Digges, Leonard (c. 1520–c. 1559) and Thomas (c. 1545–1595)
Leonard and Thomas Digges were English father and son who pioneered the construction of the telescope (Leonard) and its use (Thomas). Leonard Digges was educated at Oxford and made his name as a mathematician, a surveyor, and an author of several books. He invented a reflecting telescope a century before Isaac Newton, and may also have built a refracting telescope. However, he had little chance to use them. In 1554 he was sentenced to death for his part in a rebellion, and although this was commuted to seizure of his estates, he spent the rest of his life trying to regain his property.

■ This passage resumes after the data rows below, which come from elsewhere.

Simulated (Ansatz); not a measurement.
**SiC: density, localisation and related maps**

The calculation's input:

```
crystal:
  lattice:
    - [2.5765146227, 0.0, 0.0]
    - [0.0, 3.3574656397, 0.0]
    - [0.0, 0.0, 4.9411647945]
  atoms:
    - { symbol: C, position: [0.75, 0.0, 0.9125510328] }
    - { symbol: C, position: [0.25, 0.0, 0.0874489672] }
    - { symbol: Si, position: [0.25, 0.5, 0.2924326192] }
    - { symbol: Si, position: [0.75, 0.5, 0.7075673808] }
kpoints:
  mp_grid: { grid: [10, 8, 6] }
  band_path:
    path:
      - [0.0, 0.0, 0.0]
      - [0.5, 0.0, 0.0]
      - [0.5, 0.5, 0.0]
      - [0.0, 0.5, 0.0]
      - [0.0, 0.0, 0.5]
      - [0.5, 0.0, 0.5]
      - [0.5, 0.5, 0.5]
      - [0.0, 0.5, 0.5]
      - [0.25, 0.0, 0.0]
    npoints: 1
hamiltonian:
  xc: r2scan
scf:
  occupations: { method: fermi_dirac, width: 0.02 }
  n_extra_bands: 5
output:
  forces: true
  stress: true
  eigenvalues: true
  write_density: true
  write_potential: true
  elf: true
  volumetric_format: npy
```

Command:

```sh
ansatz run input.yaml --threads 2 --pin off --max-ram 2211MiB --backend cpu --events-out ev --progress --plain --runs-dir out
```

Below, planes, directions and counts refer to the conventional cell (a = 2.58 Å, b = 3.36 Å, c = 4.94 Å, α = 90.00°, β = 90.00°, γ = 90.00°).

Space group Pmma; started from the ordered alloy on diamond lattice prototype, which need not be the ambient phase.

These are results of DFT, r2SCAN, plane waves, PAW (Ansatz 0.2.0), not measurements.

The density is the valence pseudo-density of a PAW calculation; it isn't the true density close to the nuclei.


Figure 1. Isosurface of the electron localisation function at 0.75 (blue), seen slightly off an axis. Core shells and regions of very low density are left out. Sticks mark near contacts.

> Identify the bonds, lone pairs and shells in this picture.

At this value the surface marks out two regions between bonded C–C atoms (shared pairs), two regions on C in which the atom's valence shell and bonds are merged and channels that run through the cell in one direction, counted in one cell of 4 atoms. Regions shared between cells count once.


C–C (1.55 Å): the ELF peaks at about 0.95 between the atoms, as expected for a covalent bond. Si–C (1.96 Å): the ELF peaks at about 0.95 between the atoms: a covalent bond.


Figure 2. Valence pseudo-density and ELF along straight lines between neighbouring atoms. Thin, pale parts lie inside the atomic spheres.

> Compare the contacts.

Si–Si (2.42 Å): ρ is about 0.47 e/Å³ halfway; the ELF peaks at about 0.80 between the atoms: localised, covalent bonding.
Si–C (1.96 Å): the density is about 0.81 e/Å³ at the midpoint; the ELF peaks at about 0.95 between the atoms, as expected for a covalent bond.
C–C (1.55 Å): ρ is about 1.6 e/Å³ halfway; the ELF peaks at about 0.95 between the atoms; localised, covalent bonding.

Thomas was only 13 when his father died but had John Dee, a mathematician, as his guardian. In 1571, Thomas published a mathematical work of his own and a posthumous book, Pantometria, by his father in which Leonard's invention of the telescope is discussed. Thomas's observations of the supernova of 1572 (see Tycho's Star) were used by Tycho Brahe in his analysis of this event. Thomas was also the first to promote in Britain the heliocentric view of the solar system due to Copernicus. He was also a pioneer of the enlarged, stellar universe, maintaining that the stars, instead of being fixed to a crystalline sphere, were other suns lying at great distances. However, although he helped pave the way for others, like Huygens, to contemplate the possibility of extrasolar planets and life, he continued to regard the Sun as special and centrally located in the Universe. It has been suggested that Digges may have met Giordano Bruno during the latter's stay in England and derived some of his ideas from the Italian.